If you’re reading this, you’re probably assuming I’m one of those. The ones who idolize their future life + dream husband + angel kiddos. Technically, it’d be a lie to say I don’t look forward to the beautiful things in life but I don’t make it my life per se. I’m way out of my comfort zone for writing this but I figured why not, it’s something we all wonder. I wanted to jot it down, especially since my thoughts are constantly in a whirlwind. Here’s an open letter to my future husband, can’t promise you won’t be undoubtedly creeped out or think I’m insane.
Dear future husband (Hubs, Love, Baby Boo Bop, w/e),
I don’t know if you’re roaming through Europe learning new cultures or roaming through your buddy’s kitchen struggling to make a sandwich. Whatever it is you’re doing at the moment, I hope you’re living with peace of mind and life is treating you well. I haven’t met you yet and who knows when I will but I did want to write a letter to you. What did my twenty-one-year-old self want to tell you? Well. To start off, congrats! You were something I never thought could happen, I can’t decide which ice cream flavor I want, let alone a life partner. Maybe you swayed me with your charm during a night on the town or maybe an unexpected run-in at a coffee shop made me in awe. Who knows what you pulled but you deserve a gold star. I hope we’re able to connect in ways I could never before with anyone else, I think they call it soul mates. I want us to truly listen and understand each other, I don’t want raging hurtful fights. I could deal with silly nonsense bickering over if I’m going to watch The Bachelor or you’re going to watch the Real Madrid game. By the way, you’d definitely end up watching The Bachelor. Or I might end up watching the Real Madrid game beyond my free will.

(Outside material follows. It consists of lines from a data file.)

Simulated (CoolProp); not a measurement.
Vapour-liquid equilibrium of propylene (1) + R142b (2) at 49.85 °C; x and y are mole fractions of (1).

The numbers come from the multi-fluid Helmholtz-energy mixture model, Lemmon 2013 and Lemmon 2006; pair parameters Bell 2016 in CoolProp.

Don’t stop challenging me, you probably showed me this side that makes me want to be the best I can be. I don’t want us to base our life on each other, just because you have a new addition doesn’t mean I want you to stop pursuing your dreams and ambitions. I’ll encourage you and support you through your best decisions and laugh with you at your worst. I don’t want us to stop valuing each other because we’re used to the concept of marriage. It’s not a one and done deal, It’s something we will work on forever. I want to still go on dates to the cute Italian place down the street when I’m 70, romance should never die. I don’t want us to stop loving one another as time goes on. I will still love you with your morning breath and bed head hair, if not be madly in love with you. Getting gray hair and wrinkles? We’ll have our own version of The Notebook. I want to show our future kids that love is real, it doesn’t get lost over time. I don’t know if I’ll be your first love but I do hope to be your last. I want to live a wholesome life with you filled with respect, value, love, and integrity. Last but not least, I want you to know I appreciate you. You accepted me and loved me for who I am and that’s all we can really ask for.